Newspaper Column February 2016

Parliament is at its most effective when it is at its least conspicuous – and by that I don’t mean shady gossip in dark corners, but rather the work in committees going line by line through proposed legislation, almost all televised and hardly ever watched.

I’m currently serving on two such committees: first there’s a joint committee of both the Lords and the Commons on the Investigatory Powers Bill, which seeks to regulate the surveillance that our intelligence services can use to keep us all safe, and second the forthcoming Energy Bill, which will make wind turbines much harder to build onshore without the permission of local communities and also reform the regulation of the North Sea oil and gas sector.

Both of these have the advantage of being deeply relevant to almost all constituents, unlike some more arcane pieces of legislation. And the dilemma in both, too, is similar: how do we balance the national good with the needs of individuals themselves or as a community.

For the Investigatory Powers bill, which is being scrutinised in draft form, the committee has heard from MI5, GCHQ, the Home Office and from civil liberties groups such as Liberty and Big Brother Watch; my own view is that we must preserve our right to privacy at all costs, but that’s not the same thing as saying anybody’s right to privacy should trump your right to expect the state to provide a safe society, free from terrorists threats to the greatest possible extent.

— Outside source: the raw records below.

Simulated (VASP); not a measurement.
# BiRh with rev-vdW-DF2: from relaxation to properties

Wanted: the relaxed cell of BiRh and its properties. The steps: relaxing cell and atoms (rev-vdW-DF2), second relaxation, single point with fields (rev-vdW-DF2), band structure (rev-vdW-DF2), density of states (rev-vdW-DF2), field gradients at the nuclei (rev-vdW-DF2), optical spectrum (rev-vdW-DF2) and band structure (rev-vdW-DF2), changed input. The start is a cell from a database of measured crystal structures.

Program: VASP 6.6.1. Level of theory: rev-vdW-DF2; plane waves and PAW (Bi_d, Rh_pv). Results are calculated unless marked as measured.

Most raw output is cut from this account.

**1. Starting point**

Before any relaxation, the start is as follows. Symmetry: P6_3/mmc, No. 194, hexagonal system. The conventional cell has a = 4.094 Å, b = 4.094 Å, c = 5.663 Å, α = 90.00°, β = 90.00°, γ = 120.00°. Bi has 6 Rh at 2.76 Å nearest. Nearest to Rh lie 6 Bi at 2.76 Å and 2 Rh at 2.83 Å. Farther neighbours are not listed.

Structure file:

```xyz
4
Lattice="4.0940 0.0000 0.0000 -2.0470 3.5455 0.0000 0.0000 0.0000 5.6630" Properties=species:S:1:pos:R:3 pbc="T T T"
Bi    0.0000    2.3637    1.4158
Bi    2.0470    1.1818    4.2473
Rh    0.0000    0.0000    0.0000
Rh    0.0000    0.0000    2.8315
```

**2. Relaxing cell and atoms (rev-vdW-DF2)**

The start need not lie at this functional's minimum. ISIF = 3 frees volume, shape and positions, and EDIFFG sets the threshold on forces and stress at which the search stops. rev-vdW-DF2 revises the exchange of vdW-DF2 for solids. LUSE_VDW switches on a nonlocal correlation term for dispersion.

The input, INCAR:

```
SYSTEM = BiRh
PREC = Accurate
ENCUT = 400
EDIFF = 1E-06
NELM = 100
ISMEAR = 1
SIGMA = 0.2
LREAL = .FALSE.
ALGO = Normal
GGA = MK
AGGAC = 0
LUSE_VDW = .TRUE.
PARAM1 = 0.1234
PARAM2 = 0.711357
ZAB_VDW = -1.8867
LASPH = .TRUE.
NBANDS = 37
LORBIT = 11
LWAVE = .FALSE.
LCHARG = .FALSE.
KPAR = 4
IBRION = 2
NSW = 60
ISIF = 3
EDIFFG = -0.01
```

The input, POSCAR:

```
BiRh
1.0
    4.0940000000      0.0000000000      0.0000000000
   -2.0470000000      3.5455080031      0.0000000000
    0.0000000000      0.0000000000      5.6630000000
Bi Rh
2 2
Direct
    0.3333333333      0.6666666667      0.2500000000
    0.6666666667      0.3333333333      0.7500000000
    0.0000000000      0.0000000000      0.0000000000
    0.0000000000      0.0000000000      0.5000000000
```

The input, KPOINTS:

The Energy Bill is, for me, a rather less difficult balance: the current oil price means Britain has a clear national interest in making sure our own straitened North Sea oil and gas industry is sustainable for the future, and that means a supportive regulatory regime that provides the stability that helps businesses. And it also means delivering the Conservative manifesto commitment to end onshore wind farms unless they have clear community support.

It’s how all these aims are achieved, however, that remains controversial: I expect both these bills to be in the news in the coming weeks and months, and hope that having seen them up close will allow me to best represent the needs of Lincolnshire.